ETL/ELT Pipeline Standards¶
Standard ID: STD-DATA-052 Version: 1.0 Last Updated: 2026-04-03 Owner: Data Team Status: Active
Purpose¶
Define standards for all extract-transform-load (ETL) and extract-load-transform (ELT) pipelines at Simpaisa. Pipelines move data between operational systems, analytical stores, and external partners. At 270M+ transactions annually across six markets, pipeline reliability directly impacts reconciliation, settlement, regulatory reporting, and business intelligence.
Current State¶
- No pipeline orchestration: Data movement jobs are ad hoc cron scripts (Python, bash) running on application servers. There is no visibility into job status, no retry logic, and no dependency management.
- No schema management: When upstream schemas change (MySQL column additions, channel file format changes), downstream pipelines break silently. Failures are discovered when reports are wrong or missing.
- No idempotency: Re-running a failed pipeline risks duplicate records in the target. Engineers must manually verify and deduplicate.
- No data quality checks: Data enters analytical stores and reports without validation. Incorrect data (null amounts, invalid currencies, orphaned records) propagates unchecked.
- No monitoring: Pipeline failures are discovered manually, often hours or days after occurrence.
Target State¶
All data pipelines are orchestrated by Temporal, are idempotent, support backward-compatible schema evolution, include data quality checks, and are monitored with alerting.
Pipeline Architecture¶
Source (MySQL, SurrealDB, Channel Files, Bank Statements)

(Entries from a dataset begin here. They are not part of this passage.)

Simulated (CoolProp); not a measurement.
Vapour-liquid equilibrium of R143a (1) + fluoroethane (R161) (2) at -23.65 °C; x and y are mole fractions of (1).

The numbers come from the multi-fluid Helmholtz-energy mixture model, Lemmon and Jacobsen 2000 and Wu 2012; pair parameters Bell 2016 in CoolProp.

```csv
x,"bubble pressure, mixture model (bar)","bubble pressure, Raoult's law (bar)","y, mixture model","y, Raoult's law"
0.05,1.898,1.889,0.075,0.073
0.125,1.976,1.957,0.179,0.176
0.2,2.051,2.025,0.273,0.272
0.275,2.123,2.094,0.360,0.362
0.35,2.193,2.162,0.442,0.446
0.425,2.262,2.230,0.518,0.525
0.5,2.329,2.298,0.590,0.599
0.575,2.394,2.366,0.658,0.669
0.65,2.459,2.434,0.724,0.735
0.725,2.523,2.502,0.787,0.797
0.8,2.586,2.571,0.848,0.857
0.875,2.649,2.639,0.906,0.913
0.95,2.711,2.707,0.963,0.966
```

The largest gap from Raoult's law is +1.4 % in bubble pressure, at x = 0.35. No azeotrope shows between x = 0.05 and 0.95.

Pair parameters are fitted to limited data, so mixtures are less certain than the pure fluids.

→ Extraction (Temporal Activity)
→ Transformation (Temporal Activity, idempotent)
→ Quality Checks (Temporal Activity)
→ Load (Temporal Activity, idempotent)
→ Verification (Temporal Activity)
Each pipeline is a Temporal workflow with discrete activities for each stage. Temporal provides retry, timeout, dependency management, and observability natively.
Orchestration Standards¶
| Rule | Requirement |
|---|---|
| Orchestrator | All pipelines MUST use Temporal for orchestration. No cron jobs, no ad hoc scripts |
| Workflow naming | etl-{source}-{target}-{frequency} (e.g., etl-mysql-analytics-hourly) |
| Idempotency | Every pipeline run MUST be idempotent. Re-running with the same input produces the same output without duplicates. Use upsert semantics or deduplication keys |
| Atomicity | Pipeline runs are atomic at the batch level. A failed batch does not leave partial data in the target. Use staging tables or write-ahead patterns |
| Concurrency | No two instances of the same pipeline run concurrently. Temporal's workflow ID uniqueness enforces this |
| Timeout | Every activity MUST have a timeout. No unbounded operations. Default: 30 minutes per activity, 4 hours per workflow |
Schema Evolution¶
All pipeline schemas (source and target) MUST follow backward-compatible evolution rules:
| Allowed Change | Example |
|---|---|
| Add a new optional field | Add channel_reference to transaction export |
| Add a new table/collection | Add settlement_exceptions table |
| Widen a field type | INT → BIGINT, VARCHAR(50) → VARCHAR(100) |
| Forbidden Change | Reason |
|---|---|
| Remove a field | Downstream consumers may depend on it |
| Rename a field | Equivalent to remove + add; breaks consumers |
| Change field type (narrowing) | BIGINT → INT loses data |
| Change field semantics | Reusing a field for a different purpose |
Schema changes MUST be versioned and documented. Breaking changes require a new pipeline version and migration period.
Data Quality Checks¶
Every pipeline MUST include quality checks at data boundaries (after extraction, after transformation, before load):
| Check Type | Description | Action on Failure |
|---|---|---|
| Null check | Mandatory fields are not null | Reject record, log error |
| Type check | Fields match expected types | Reject record, log error |
| Range check | Amounts > 0, dates within reasonable range | Reject record, log error |
| Referential check | Foreign keys resolve (merchant exists, channel valid) | Reject record, log warning |
| Volume check | Record count within expected range (±50% of historical average) | Alert, do not auto-reject |
| Freshness check | Source data timestamp within expected window | Alert, pause pipeline if data is stale |
| Duplicate check | No duplicate records in batch (by primary key) | Deduplicate, log warning |
Rejected records are written to a dead letter table with the rejection reason. The DLT is reviewed daily by the data team.
Monitoring and Alerting¶
| Metric | Threshold | Alert |
|---|---|---|
| Pipeline lag (time since last successful run) | >2x scheduled frequency | PagerDuty alert |
| Error rate (rejected records / total records) | >1% | Slack notification |
| Pipeline duration | >2x historical average | Slack notification |
| Throughput (records/second) | <50% of historical average | Slack notification |
| Dead letter table size | >100 records in 24 hours | PagerDuty alert |
All pipeline metrics are exported via OpenTelemetry to Grafana for dashboard visibility.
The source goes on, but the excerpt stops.